By Jonathan Olivier
“It’s one of the best kept secrets in Baton Rouge. When you see it you would think it’s just another Mexican restaurant, but nothing could be further from the truth.” – John Nettles.
In a sea of chain restaurants and the prominent Cajun or Southern food establishments found around Baton Rouge, it may seem impossible to find alternative options to satisfy your ethnic side.
But Capital City resident John Nettles does it on a regular basis – in fact, he has no problem locating traditional Indian, Vietnamese, African or even Honduran dishes scattered throughout the town.

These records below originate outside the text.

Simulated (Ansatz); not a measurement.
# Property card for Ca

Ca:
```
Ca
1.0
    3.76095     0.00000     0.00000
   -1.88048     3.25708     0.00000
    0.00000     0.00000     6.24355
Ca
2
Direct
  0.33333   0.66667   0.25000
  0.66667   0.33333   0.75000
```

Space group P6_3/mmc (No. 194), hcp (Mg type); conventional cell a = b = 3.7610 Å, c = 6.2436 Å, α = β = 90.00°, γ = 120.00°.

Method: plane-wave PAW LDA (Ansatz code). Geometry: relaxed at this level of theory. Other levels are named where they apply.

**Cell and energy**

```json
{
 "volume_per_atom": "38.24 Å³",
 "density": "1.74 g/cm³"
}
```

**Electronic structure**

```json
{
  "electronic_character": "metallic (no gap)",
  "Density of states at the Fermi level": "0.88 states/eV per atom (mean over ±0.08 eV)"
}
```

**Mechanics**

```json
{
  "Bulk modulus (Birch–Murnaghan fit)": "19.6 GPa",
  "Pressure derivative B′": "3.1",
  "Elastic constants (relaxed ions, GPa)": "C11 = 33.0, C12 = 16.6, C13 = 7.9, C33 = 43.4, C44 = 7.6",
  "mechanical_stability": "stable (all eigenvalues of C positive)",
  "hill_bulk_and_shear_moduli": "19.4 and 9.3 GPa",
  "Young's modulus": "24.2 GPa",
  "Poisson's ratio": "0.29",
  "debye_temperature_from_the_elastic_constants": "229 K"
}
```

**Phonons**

Nettles, an ethnic culinary aficionado, searches for back alley, hidden, sometimes dilapidated, but often mouthwatering restaurants to uncover alternatives to the Baton Rouge norm. And he enjoys doing it so much he chronicles his findings on his blog Adventure Eats Louisiana (AdventureEatsLA.com).
The idea for the blog stinted from his “anthropological approach to food” and a desire to “dig around the nooks and crannies and find different hidden treasures,” he said. In doing so since March, he’s stumbled across and reviewed a handful of unique restaurants worthy of checking into.
One of Nettles’ favorite locales is La Reyna, a Latin American restaurant located in Siegen Plaza that serves up Honduran and South American dishes.
“It’s one of the best kept secrets in Baton Rouge,” Nettles said. “When you see it you would think it’s just another Mexican restaurant, but nothing could be further from the truth.”
Nettles recommends the guisado, a red chile sauce served with pulled pork and beef liver, and papusa, a thick, pancake-like tortilla garnished with cheese. He also advised not to leave without trying a few colorful fruit drinks that are popular in Honduras or an almond and barley tapas.
If there’s a finicky eater in the group, the menu also contains items you’ll find at any Mexican restaurant like enchiladas or tacos.
Just north of LSU on Highland Road is the home base for Caroline Cousins’ restaurant Beans Burgers and Plantain Fries (BB & PF), where she serves as waitress, cashier, chef and owner. If there is any wait while dining due to the one woman show, it’s well worth it. BB & PF is the only place in Baton Rouge specializing in serving Nigerian-inspired dishes—another favorite of Nettles.
One of Nettles’ go-to dishes is the fufu, a yam mash served with okra or peanut soup.
“They have a lot of goat there and sauces that are herbal,” Nettles said of BB & PF. “There’s also a black-eyed pea dip, which is often a side dish to us, but it is a main dish over there.”
Of course, a serving of the restaurant’s namesake bean burgers and plantain fries, a fried black-eyed pea paste patty served with fried plantain cutlets, is always a good option.
And while the dime a dozen chains specializing in microwaved chicken seemingly outnumber the authentic and unique eateries in the city, Nettles will continue his mission to seek out the latter and inspire others to do the same.
“My goal is to create a resource for people who are enthusiastic about ethnic food,” he said. “Eventually, I’d like to consolidate ethnic food enthusiasts and be able to support a larger ethnic food base; perhaps entice people to come in and open restaurants from their part of the world in Baton Rouge.”